“In each of the next four years there is over $300 billion of real estate debt that’s going to come due,” said Steven Herman, partner at law firm Cadwalader, Wickersham & Taft LLP.
Herman gleaned his statistics from talks he had with experts at Harvard University last month. “By 2013 they were talking about $1.4 trillion of real estate debt that’s going to mature.”
Snapshot of New Reality
“People are not willing to accept what is going on with the lack of demand,” Trop said of today’s market. “I do think there is a resistance to accept the new reality—the lack of liquidity and the new valuations.”
Steven Herman, partner at Cadwalader, said one of the differences between the 1990s and now is the severity of the downturn. “And you had also the advent of the CMBS market,” he said.

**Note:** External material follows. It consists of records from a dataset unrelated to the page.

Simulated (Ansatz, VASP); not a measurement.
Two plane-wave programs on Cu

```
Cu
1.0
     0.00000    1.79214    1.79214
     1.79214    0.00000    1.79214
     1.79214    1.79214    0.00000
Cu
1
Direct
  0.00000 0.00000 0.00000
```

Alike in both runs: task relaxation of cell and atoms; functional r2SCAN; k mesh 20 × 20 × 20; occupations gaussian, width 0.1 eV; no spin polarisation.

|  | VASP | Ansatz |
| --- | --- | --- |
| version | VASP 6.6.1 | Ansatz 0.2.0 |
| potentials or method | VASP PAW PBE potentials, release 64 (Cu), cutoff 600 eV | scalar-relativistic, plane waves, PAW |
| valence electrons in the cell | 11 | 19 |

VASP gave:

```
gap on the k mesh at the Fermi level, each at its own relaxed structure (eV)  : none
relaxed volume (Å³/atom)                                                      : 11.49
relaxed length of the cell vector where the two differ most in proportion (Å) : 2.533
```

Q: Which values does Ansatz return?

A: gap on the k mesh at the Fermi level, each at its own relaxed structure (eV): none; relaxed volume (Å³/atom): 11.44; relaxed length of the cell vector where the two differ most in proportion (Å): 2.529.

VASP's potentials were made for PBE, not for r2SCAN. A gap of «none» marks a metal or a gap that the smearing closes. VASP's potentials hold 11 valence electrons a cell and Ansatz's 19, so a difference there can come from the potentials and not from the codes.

Many loans are going to default before they get to maturity, said Matthew Baron, Principal of Simon Development Group.
“Those are the sort of loans that are a lot more pressing for these institutions to handle, because they’re buildings that are not completed; they’re buildings that are just so over-leveraged that they’re not able to pay debt servicing,” he said, adding that those cracks are beginning to show up in the market now.
Tenants Under Scrutiny
Trop said the leasing environment has changed and people are looking at tenants more than what they have been in the past.
“Is a building that’s occupied by the New York Times lease at the same rate as a building which is occupied by Google worth the same thing?” he said. “And I think people are recognizing in their due diligence now, that it is not.”
In the past, Trop said, if you bought a building and a tenant bombed out on you, there were other tenants in the marketplace.
Lenders Working With Borrowers
“Because they know that they’ve got that borrower, that owner, that’s probably the best person to manage that asset,” said Baron. “Banks don’t want to own these assets.”
James McCarthy, chief investment officer, Strategic Capital Solutions, LLC, agreed.
“Banks have no incentive to take hits because it’s a loss to their earnings and the regulators are definitely letting them get away with whatever they can get away with,” he said.
“I met yesterday with a potential borrower who explained he has six loans that he has not paid for five months. And the bank only periodically calls up to make sure he’s maintaining the properties. There’s no action to take foreclosure. Banks are definitely not taking action if they can avoid it.”
However, Baron said the loans with buildings still under construction or empty, where there’s no cashflow and no tenants, are the one’s hitting the market now.
“They’re subject to the elements, they’re subject to potentially to squatters, to damage, or to the asset value outside of deterioration of the market,” he said.
Securitization Market Shut
“What we’re seeing, and we’re getting calls from different institutions, trying to figure out where the plays are and where the action is going to be,” he said.
“We’re seeing a lot of groups looking at the public markets to raise money, as a vehicle to essentially be a take-out from the CMBS, where it’s a more hybrid approach.”
He said no single lender is willing to take on a $100 million construction loan. “And because the securitization market is shut, the diversification of that risk is limited.”
He said new money is needed to come in and take the loan—alternative investment companies such as pension funds.
“Someone’s going to have to come in with real equity (20, 30, 40 percent) and that’s a challenge.”
Baron said financing depended on the type of property. “We’re finding in the multi-family world in New York City, our bread and butter is the $20 to $100 million deal size,” he said.
“We’re finding that between $10 and $50 million, you still have the local savings banks that have always been around and are willing to lend on existing cashflow and multi-family deals.
“That being said, they’re underwriting them to lower valuations so from the existing standpoint, the leverage is still there, but from a refinance standpoint, you’re getting hit.”
Bringing Capital Back to Market
Trop said good news means good news from Wall Street, job creation, and on the consumer front.
“Any good news is going to detract from the gigantic amount of fear which is leading to ... ‘how do I underwrite this? How do I discount this? How do I come up with a value for this when I don’t know how to lease it or sell it, or create something that somebody’s going to want to pay for.’”
Baron said a lot of firms (mainly real estate private equity firms) his company is speaking to have a “ton” of cash, but they don’t want to “be the first guy in.”
He said a recent negotiation fell through because of the fear and uncertainty of the environment, and suggested a critical mass needs to be reached in transaction volume before confidence picks up.
Herman said motivated sellers were the first necessary step to get the market moving. “There is a tremendous amount of capital sitting on the sidelines waiting to invest.”
When the market comes back, McCarthy said it may come back very fast. “As everyone suddenly says, ‘Well if I don’t jump in now, I will miss the opportunities.’”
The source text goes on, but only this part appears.